Escalating your vinyl addiction listening to different pressings of the same LP: Discovering not all records are created equal.
Written by: Warren Gehl
Role: Sonic Development, Audio Research Engineering Dept.
While vinyl tripping the other day at one of my local record haunts (Mill City Sound in Hopkins, Minnesota), I unearthed multiple original pressings of several used ‘70s LPs begging to be checked out. Clutching these new finds, I beelined downstairs to their analog listening station where they maintain a Technics turntable with a nice cartridge and phono headphone amp with decent ‘phones and overall quite revealing sound (as these sometimes dicey record store rigs go). I was glued there for at least half an hour sifting through a small stack of potential black gems.
The first thing I cued up was an original ATCO copy of Steely Dan’s Pretzel Logic. It had similar stamper markings to another copy and was visually very clean. The pressing was quiet and sounded good, but not as good as in my memory, so I needed some context. On pulling out copy 2 it looked a bit scuffed, but as soon as the needle hit that groove I was pleasantly shocked: Way more dynamics and there-ness just like I remember it had. This copy was hard to pull off the platter and went right into the keeper pile. So much more involving and immediate. (None of these records had been recently cleaned.)
I repeated the process with two original Reprise mustard-colored label copies of Arlo Guthrie’s Hobo’s Lullaby. Same results, same effect on my ears and memory. One clearly palpable and inviting, the other copy a little more laid back, distant and polite. Not boring, but just not magical. Record sleuthing tip: The better-sounding copy had an embossed, linen-textured cover, while the lesser copy had a smooth jacket.
These differences were not imaginary and the payoff even more evident when played back again later on ‘the big rig.’ If you are bothering with LPs in the first place, then I know you care about the sound and connecting with the music on some higher level than the guy at the gym with way-too-loud earbuds everyone else can hear.

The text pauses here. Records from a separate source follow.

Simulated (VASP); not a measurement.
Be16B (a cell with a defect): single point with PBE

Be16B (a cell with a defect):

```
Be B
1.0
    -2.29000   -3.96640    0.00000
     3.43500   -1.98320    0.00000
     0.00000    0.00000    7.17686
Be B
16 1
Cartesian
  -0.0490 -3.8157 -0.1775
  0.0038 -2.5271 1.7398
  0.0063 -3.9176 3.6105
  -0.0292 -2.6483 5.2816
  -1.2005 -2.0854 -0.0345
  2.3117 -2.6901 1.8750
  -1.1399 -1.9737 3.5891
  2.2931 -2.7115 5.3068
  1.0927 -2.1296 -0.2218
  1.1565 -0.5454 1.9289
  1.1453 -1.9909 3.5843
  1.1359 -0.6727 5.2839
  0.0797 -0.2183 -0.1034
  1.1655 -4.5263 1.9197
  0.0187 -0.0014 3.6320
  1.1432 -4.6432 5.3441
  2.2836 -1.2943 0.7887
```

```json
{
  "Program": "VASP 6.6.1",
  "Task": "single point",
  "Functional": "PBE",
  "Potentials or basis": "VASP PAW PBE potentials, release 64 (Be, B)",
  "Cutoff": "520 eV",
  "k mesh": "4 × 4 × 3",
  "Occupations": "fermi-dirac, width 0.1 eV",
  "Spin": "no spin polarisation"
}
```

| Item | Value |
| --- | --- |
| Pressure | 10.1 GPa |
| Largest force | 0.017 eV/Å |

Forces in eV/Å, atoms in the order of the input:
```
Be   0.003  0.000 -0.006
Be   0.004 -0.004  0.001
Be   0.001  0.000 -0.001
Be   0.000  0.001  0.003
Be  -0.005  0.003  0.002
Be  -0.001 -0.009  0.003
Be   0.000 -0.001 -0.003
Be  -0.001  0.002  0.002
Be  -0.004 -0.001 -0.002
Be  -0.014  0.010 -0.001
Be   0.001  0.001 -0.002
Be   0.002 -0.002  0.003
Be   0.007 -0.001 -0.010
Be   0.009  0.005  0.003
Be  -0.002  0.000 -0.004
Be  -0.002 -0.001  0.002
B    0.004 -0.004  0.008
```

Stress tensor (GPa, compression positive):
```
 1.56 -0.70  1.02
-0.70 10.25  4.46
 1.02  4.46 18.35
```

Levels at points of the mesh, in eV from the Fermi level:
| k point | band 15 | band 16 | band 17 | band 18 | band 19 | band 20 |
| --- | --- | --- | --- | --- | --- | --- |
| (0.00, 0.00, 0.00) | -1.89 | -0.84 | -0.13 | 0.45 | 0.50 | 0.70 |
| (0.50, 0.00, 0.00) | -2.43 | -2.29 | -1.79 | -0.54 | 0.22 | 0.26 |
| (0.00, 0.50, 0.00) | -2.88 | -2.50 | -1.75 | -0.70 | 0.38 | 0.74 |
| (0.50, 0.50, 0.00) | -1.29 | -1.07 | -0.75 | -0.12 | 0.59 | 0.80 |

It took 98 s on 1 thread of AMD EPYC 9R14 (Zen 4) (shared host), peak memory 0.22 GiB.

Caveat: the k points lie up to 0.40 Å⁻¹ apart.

Going through this little ritual is well worth the ordeal if you have the opportunity, time, and inclination. After all, you are a sensitive, musical aesthete amongst the populace at large. (Ever notice how no one actually has a stereo in any of the homes featured on those home improvement shows?)
As the sign in my local record store aptly states: the plural of vinyl is vinyl. I think that sums up the vinyl addiction quite nicely, don’t you? Because there’s no such thing as too many used record stores and what might be waiting there for you. Just one more record that says you will die if you don’t have it.